UNITED STATES of America, Plaintiff-Appellee,
v.
Joseph Otto STEINER, Defendant-Appellant.
No. 89-50350.
United States Court of Appeals, Ninth Circuit.
Submitted May 5, 1992. [FN*]
Decided May 14, 1992.

Appeal from the United States District Court for the Central
District of California; No. CR88-0894-HLH, Harry L. Hupp, District Judge,
Presiding.

Before JAMES R. BROWNING and FARRIS, Circuit Judges, CAULFIELD,
[FN**] District Judge.

MEMORANDUM [FN***]

Appellant Joseph Steiner appeals his conviction for violations of 18 U.S.C. s 287, making a false claim, and 26 U.S.C. s 7206(1), subscribing a false tax return. Steiner raises numerous, and sometimes unintelligible issues in this appeal. His primary contentions are (1) that the district court lacked jurisdiction; (2) that his wages do not constitute gross income; (3) that he is not a "taxpayer" subject to the federal tax laws; (4) that the district court improperly excluded evidence and testimony; and (5) that the district court did not comply with Steiner's wishes concerning advisory counsel. [FN1] These issues have been raised in this court on numerous occasions in the past. We affirm.

I. FACTS

Steiner worked for Southern Pacific Transportation Company ("Southern Pacific") from 1969 up to the time of trial. Between 1980 through 1983 he earned $172,173 in wages from Southern Pacific. For those years he submitted W-4 forms to Southern Pacific claiming he was exempt from withholding of federal taxes from his wages. Consequently, no wages were withheld during those years.

Steiner did not file income tax returns from 1980 through 1983. He began filing returns in 1984 at which time he claimed no income and sought a refund for excess Railroad and Social Security tax withheld. In 1985 he filed a tax return for the 1984 tax year and amended returns for the 1978 through 1984 tax years. The 1985 return and the amended returns for 1978 through 1984 sought refunds totaling approximately $220,000 for excess taxes withheld.

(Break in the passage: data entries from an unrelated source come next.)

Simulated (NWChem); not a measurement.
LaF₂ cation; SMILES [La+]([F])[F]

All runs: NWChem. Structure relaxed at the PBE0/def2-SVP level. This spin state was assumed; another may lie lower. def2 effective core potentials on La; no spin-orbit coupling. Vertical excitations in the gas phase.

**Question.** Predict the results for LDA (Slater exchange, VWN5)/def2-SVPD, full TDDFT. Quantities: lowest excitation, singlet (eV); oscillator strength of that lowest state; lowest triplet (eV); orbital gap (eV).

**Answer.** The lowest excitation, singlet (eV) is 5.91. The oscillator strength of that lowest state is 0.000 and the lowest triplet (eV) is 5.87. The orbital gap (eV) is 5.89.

On November 8, 1988, the grand jury returned a twelve count indictment against Steiner charging him with making false claims in violation of 18 U.S.C. s 287 and subscribing false tax returns in violation of 26 U.S.C. s 7206(1). He appeared before the Magistrate on November 11, 1988, at which time the Magistrate appointed Deputy Public Defender Kevin Brehm to act as "standby counsel". Steiner was also permitted to defend himself. At trial, he represented himself with the aid of Mr. Brehm who acted as "advisory counsel". During trial, Steiner did not claim that he disagreed with the tax laws, but rather that he did not believe that the amounts earned from Southern Pacific constituted "income" under the tax laws. Specifically, Steiner contends that he is not a "taxpayer" as identified in the Internal Revenue Code.

DISCUSSION

A. Jurisdiction

Steiner argues that the district court lacked jurisdiction over him because he is a sovereign citizen of the state of California. It is well settled that federal district courts have exclusive original jurisdiction over offenses against the United States. 18 U.S.C. s 3231. Crimes defined in Title 26 of the United States Code are included in the offenses over which the district court has original exclusive jurisdiction. United States v. Studley, 783 F.2d 934, 937 (9th Cir.1986). Steiner also argued that the word "includes", which appears throughout the tax laws, limits the court's jurisdiction under the tax laws. This argument has been specifically rejected in United States v. Condo, 741 F.2d 238, 239 (9th Cir.1984), cert denied, 469 U.S. 1164 (1985), in which this court held that the word "includes" is one of expansion, not limitation.

B. Taxpayer Status

Steiner next argues that he is not a "taxpayer" subject to the federal tax laws. This argument has repeatedly been rejected as "frivolous" by this court. See, e.g. Studley, 783 F.2d 934 (appellant's contention that she is not a "taxpayer" because "she is an absolute, freeborn and natural individual is frivolous." Id. at 937) Steiner offers no novel theories which would support a departure from this court's previous views on this claim.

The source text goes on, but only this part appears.